Bivariate Statistics
Overview of Bivariate Statistics
- Bivariate statistics analyses the relationship between two variables. It is an essential part of statistical methodology.
- This method determines the degree of correlation between the two variables, the direction of this correlation, and its graphical representation.
Key Concepts
- Scatterplot: A graphical representation of the degree and direction of correlation between two variables.
- Line of Best Fit/Regresion Line: A line which depicts the trend observed in the scatterplot.
- Correlation coefficient (r) or (rho): A numerical value typically ranging from -1 to 1 representing the degree of correlation between two variables.
Drawing Scatter Plots and Lines of Best Fit
- A scatterplot is prepared with the independent variable on the horizontal axis and the dependent variable on the vertical axis.
- Each data point is represented by a dot on the scatterplot.
- The line of best fit is drawn in such a way that it minimizes the distance between the line and all the plotted points.
Calculating the Correlation Coefficient
- Positive correlation: As one variable increases, so does the other resulting in a correlation coefficient between 0 and 1.
- Negative correlation: As one variable increases, the other decreases resulting in a correlation coefficient between 0 and -1.
- A correlation coefficient near to 0 suggests a weak or non-existent relationship between variables.
Interpreting the Correlation Coefficient
- A positive correlation coefficient signifies direct proportionality between variables, while a negative one shows inverse proportionality.
- The closer the absolute value of the correlation coefficient to 1, the stronger the relationship between variables.
- A correlation coefficient of 0 signifies no linear relationship between the variables.
Types of Correlation
- Perfect positive correlation: A correlation coefficient of 1 where all points lie on a line sloping upwards.
- Perfect negative correlation: A correlation coefficient of -1 where all points lie on a line sloping downwards.

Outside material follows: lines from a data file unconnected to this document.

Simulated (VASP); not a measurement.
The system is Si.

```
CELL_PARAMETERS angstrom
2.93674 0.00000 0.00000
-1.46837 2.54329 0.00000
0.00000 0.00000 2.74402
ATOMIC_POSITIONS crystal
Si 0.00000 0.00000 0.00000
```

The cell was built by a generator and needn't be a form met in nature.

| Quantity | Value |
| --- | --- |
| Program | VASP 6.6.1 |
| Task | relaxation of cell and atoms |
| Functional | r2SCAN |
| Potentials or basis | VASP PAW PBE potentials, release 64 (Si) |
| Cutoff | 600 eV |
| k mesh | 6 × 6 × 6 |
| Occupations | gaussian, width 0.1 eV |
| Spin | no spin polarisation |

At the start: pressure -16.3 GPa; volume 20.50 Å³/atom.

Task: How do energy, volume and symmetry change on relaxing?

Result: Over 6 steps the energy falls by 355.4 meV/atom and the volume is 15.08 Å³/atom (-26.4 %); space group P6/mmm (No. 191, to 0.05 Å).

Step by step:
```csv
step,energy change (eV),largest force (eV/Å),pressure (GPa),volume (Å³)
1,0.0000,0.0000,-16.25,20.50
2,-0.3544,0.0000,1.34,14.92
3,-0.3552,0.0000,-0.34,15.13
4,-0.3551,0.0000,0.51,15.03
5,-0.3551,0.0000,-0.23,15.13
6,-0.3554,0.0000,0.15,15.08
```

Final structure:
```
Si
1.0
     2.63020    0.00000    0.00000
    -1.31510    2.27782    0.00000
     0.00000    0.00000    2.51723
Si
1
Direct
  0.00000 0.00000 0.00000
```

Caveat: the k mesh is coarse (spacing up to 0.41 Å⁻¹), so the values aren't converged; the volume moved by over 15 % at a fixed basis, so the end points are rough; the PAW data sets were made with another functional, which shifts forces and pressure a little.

- No correlation: A correlation coefficient of 0 where points are widely scattered and depict no pattern.
Data Transformation
- Data transformation can be used to achieve linearity in the correlation, such as square root transformation, log transformation, etc.
- Only apply transformations to data where the correlation is not linear when plotted in its original form.
Causality
- While bivariate statistics can identify relationships between variables, they do not necessarily demonstrate cause and effect.
- Be wary of the potential for confounding variables to inaccurately suggest a direct relationship between two variables.